How Does the Dirac Equation Utilize Component Functions in Its Derivation?

[exponent137]

In
https://quantummechanics.ucsd.edu/ph130a/130_notes/node45.html
after
"Instead of an equation which is second order in the time derivative, we can make a first order equation, like the Schrödinger equation, by extending this equation to four components."

it is evident that the solution is obtained with help of $a^2-b^2=(a+b)(a-b)$

I cannot follow in this derivation, how rows $\phi^{(L)}=...$ and $\phi^{(R)}=...$ are used. Maybe more steps instead of these two rows will help.

Although I think that Feynman once described this more clearly in his book about QED.

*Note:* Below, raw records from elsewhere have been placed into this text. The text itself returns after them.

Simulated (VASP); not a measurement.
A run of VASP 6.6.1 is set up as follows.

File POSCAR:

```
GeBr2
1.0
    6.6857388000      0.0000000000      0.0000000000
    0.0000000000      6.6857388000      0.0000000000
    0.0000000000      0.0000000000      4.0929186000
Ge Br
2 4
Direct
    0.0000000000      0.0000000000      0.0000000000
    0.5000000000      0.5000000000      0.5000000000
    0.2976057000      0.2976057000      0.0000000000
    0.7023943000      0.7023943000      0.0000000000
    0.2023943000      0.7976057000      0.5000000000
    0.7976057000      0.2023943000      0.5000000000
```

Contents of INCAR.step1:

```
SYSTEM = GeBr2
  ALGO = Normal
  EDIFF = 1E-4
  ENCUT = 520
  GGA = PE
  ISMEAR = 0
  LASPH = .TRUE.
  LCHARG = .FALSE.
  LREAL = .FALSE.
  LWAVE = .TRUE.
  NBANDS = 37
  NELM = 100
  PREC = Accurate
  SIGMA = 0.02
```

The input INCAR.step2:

Can someone, please, gives a link or more clearly explains this type of derivation of Dirac equation?

 

[stevendaryl]

I'm not sure what your point of confusion is. Do you understand that the following equations are true, by definition of $\phi^{(R)}$ and $\phi^{(L)}$ (plus the fact that $\phi$ obeys the second-order equation)?

$(i \hbar \frac{\partial}{\partial t} - i \hbar \sigma \cdot \nabla) \phi^{(R)} = mc \phi^{(L)}$

$(i \hbar \frac{\partial}{\partial t} + i \hbar \sigma \cdot \nabla)\phi^{(L)} = mc \phi^{(R)}$

 

[exponent137]

I'm not sure what your point of confusion is. Do you understand that the following equations are true, by definition of $\phi^{(R)}$ and $\phi^{(L)}$ (plus the fact that $\phi$ obeys the second-order equation)?

$(i \hbar \frac{\partial}{\partial t} - i \hbar \sigma \cdot \nabla) \phi^{(R)} = mc \phi^{(L)}$

$(i \hbar \frac{\partial}{\partial t} + i \hbar \sigma \cdot \nabla)\phi^{(L)} = mc \phi^{(R)}$

If I put the second equation in the first one, I obtain:

$(i \hbar \frac{\partial}{\partial t} - i \hbar \sigma \cdot \nabla)(i \hbar \frac{\partial}{\partial t}+ i \hbar \sigma \cdot \nabla)\phi^{(L)} = (mc)^2 \phi^{(L)}$

One problem is solved, I think that now I understand this derivation of these two rows, as I mentioned. Thanks.

I think that Feynman used this type of calculation, as you wrote. But I think that he continued I little bit more cleary that in my link?